China's water conservation agencies are expecting enterprises to save up to 6 billion tons of water a year by 2005 with the first national quotas for industrial water consumption taking effect, the China Daily reported Tuesday.
The target water savings would be enough to satisfy the needs of nearly 14 million people for a year. China's current annual average per capita water supply stands at 430 tons, experts said.
The electric power, iron and steel, petroleum refining, dyeing and paper-making industries are China's top five water consumers, accounting for 66.6 percent of the total combined water intake for all industries in 1999, said Zhao Jiarong of the State Economic and Trade Commission.
The details of the water quotas for specific industries are not immediately available, but a draft version of the standards stipulates that the water intake for producing one ton of steel should not exceed 15 tons.
In China, 90 tons of water is used for every 10,000 yuan (US$1,200) worth of industrial output, up to seven times the average level in developed countries.
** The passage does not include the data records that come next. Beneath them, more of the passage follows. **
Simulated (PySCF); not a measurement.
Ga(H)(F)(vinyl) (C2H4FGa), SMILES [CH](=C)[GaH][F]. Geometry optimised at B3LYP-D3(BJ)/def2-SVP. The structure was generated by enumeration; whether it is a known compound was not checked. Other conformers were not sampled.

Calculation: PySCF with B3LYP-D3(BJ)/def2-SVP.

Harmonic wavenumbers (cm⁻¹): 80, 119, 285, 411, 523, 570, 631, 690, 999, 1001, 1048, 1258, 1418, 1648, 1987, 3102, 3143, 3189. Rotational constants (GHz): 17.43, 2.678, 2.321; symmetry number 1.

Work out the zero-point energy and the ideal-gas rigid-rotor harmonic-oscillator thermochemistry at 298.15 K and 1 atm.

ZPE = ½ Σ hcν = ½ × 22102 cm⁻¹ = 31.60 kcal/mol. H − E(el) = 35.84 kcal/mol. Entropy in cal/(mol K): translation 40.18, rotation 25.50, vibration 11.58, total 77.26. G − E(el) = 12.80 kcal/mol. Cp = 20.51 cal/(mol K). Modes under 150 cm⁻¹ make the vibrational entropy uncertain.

Meanwhile, only 52 percent of industrial waste water is recycled, compared with 80 percent in advanced countries, the commission statistics indicate.
Placing ceilings on the water intake by the five biggest consumers will motivate the affected firms to economize on water use by retrofitting water-saving devices and enforcing water- saving measures, Zhao said.
Up to 80 percent of the enterprises in the five industries will have to upgrade their infrastructure and enhance management to meet the water use quotas, according to Shi Baoquan, vice director of the Standardization Administration of China.